Range lists, zero-length functions, linker gc

David Blaikie dblaikie@gmail.com
Thu Jun 25 23:45:54 GMT 2020


On Wed, Jun 24, 2020 at 3:22 PM Mark Wielaard <mark@klomp.org> wrote:
>
> Hi David,
>
> On Fri, 2020-06-19 at 17:46 -0700, David Blaikie via Elfutils-devel wrote:
> > On Fri, Jun 19, 2020 at 5:00 AM Mark Wielaard <mark@klomp.org> wrote:
> > > I think that is kind of the point of Early Debug. Only use DWARF (at
> > > first) for address/range-less data like types and program scope
> > > entries, but don't emit anything (in DWARF format) for things that
> > > might need adjustments during link/LTO phase. The problem with using
> > > DWARF with address (ranges) during early object creation is that the
> > > linker isn't capable to rewrite the DWARF. You'll need a linker plugin
> > > that calls back into the compiler to do the actual LTO and emit the
> > > actual DWARF containing address/ranges (which can then link back to the
> > > already emitted DWARF types/program scope/etc during the Early Debug
> > > phase). I think the issue you are describing is actually that you do
> > > use DWARF to describe function definitions (not just the declarations)
> > > too early. If you aren't sure yet which addresses will be used DWARF
> > > isn't really the appropriate (temporary) debug format.
> >
> > Sorry, I think we keep talking around each other. Not sure if we can
> > reach a good consensus or shared understanding on this topic.
>
> I think the confusion comes from the fact that we seem to cycle through
> a couple of different topics which are related, but not really
> connected directly.
>
> There is the topic of using "tombstones" in place of some pc or range
> attributes/tables in the case of traditional linking separate compile
> units/objects. Where we seem to agree that those are better than
> silently producing bad data, but were we disagree whether there are
> other ways to solve the issue (using comdat section for example, where
> we might see the overhead/gains differently).
>
> There is the topic of LTO where part of the linker optimization is done
> through a (compiler) plugin. Where it isn't clear (to me at least) if
> some of the traditional way of handling DWARF in object files makes
> sense.

Oh - perhaps to clarify: I don't know of any implementation that
creates DWARF in intermediate object files in LTO.
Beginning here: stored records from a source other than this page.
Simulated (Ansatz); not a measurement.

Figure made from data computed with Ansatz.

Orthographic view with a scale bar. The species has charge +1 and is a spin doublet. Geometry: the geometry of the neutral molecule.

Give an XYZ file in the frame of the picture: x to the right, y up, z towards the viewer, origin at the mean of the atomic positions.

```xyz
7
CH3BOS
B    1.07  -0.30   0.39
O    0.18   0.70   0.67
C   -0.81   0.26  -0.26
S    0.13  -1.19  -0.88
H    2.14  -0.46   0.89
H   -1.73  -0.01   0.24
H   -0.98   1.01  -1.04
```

> I would argue that GCC shows that for LTO you need something
> like Early Debug, where you only produce parts of the DWARF early that
> don't contain any addresses or ranges, since you don't know yet where
> code/data will end up till after the actual LTO phase, only after which
> it can be produced.

Yeah - I guess that's the point of the name "Early Debug" - it's
earlier than usual, rather than making the rest later than usual.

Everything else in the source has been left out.